Campy Ultra-Torque. Nice cranks. Are those Centaur? I'd start saving for a replacement set as its just a matter of time before they break...

I've broken aluminum cranks before when I was a feathery 120 lbs. Then again, that was when I was a lot younger and on BMX bikes. On a road bike the place to save weight is on the rotating mass, especially on the wheels. The bike will be more lively, will accelerate snappier. The question you have to ask yourself is: at what point will I have gone too far? Load bearing components (cranks, pedals, frame, rims, spokes) need to be strong enough to stay intact so that you can make it safely home, but, you also want them to be light weight so you do less work propelling yourself and the bike down the road. The factory teams who were running Campy Record would usually run Chorus cranks because the Record cranks are hollow CF while the Chorus cranks are solid CF because the hollow CF cranks have a higher incidence of breakage. 

My advice on the seat post idea: don't. The seat post takes a good deal of weight and, if you spin (as you've implied), then you're putting a larger load on the post than you realize. That's why integrated seat masts have become hugely popular these days. They're far stiffer than a conventional frame/seat post combination and weigh less. Now imagine what would happen if that seat post breaks in the middle of a ride? Now imagine that you didn't realize that the saddle fell off and you sat down? Get yourself an American Classic seat post, the older style, preferably in a mountain bike length, then cut it to 10" long overall, which will make it essentially new. Don't worry about the extra one or two inches adding weight to your bike: that post is made from thin wall 7075 and you're saving grams per inch, roughly a half ounce for 2 inches. Hardly enough to worry about. I actually made my previous bike heavier by taking my tried and true AmClassic post off and swapping it with a Campy Chorus carbon post (hey, the price was right, so, why not?).
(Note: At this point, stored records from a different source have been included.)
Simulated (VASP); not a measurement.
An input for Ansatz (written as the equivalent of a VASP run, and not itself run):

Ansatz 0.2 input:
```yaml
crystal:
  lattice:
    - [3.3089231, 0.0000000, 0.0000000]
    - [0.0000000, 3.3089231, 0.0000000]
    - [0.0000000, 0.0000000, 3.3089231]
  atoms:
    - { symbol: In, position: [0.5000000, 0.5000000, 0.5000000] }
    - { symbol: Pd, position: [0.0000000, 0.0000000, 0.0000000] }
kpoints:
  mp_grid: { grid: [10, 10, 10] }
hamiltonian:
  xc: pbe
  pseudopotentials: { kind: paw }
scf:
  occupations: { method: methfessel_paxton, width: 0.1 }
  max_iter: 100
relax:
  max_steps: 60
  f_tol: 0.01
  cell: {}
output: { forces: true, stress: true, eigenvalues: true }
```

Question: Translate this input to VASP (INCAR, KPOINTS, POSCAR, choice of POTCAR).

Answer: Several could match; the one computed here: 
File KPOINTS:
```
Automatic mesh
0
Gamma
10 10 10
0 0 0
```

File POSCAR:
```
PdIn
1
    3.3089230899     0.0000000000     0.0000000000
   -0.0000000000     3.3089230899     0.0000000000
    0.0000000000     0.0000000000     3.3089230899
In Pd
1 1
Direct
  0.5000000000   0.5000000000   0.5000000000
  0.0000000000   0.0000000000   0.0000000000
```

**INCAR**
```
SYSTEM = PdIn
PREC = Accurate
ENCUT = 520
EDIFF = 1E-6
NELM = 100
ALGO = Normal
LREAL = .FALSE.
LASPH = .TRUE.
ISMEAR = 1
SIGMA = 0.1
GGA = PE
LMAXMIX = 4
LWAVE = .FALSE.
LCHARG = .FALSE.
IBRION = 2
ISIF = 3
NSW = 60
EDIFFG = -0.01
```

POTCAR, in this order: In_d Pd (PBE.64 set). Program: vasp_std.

I can honestly say that I feel no difference at the top of a long climb whether I ride my 16lb carbon wonder-bike compared to my old 21lb Cro-Moly war horse. The time it takes me to get to the top is probably longer, but, that just means that I carried more weight to the top. It's exercise.


----------



## will (Jan 6, 2013)

Reducing the weight is a nice idea. I ride a road bike here in Florida. I swapped a lot of parts for aluminum, and some other weight saving ideas. Then, Safety had to come into play. 

Added:

Front and Rear wheel reflectors.

Front and Rear lights. These are the type that have a few modes of operation and are also reflectors. Drivers here in Florida just don't see you.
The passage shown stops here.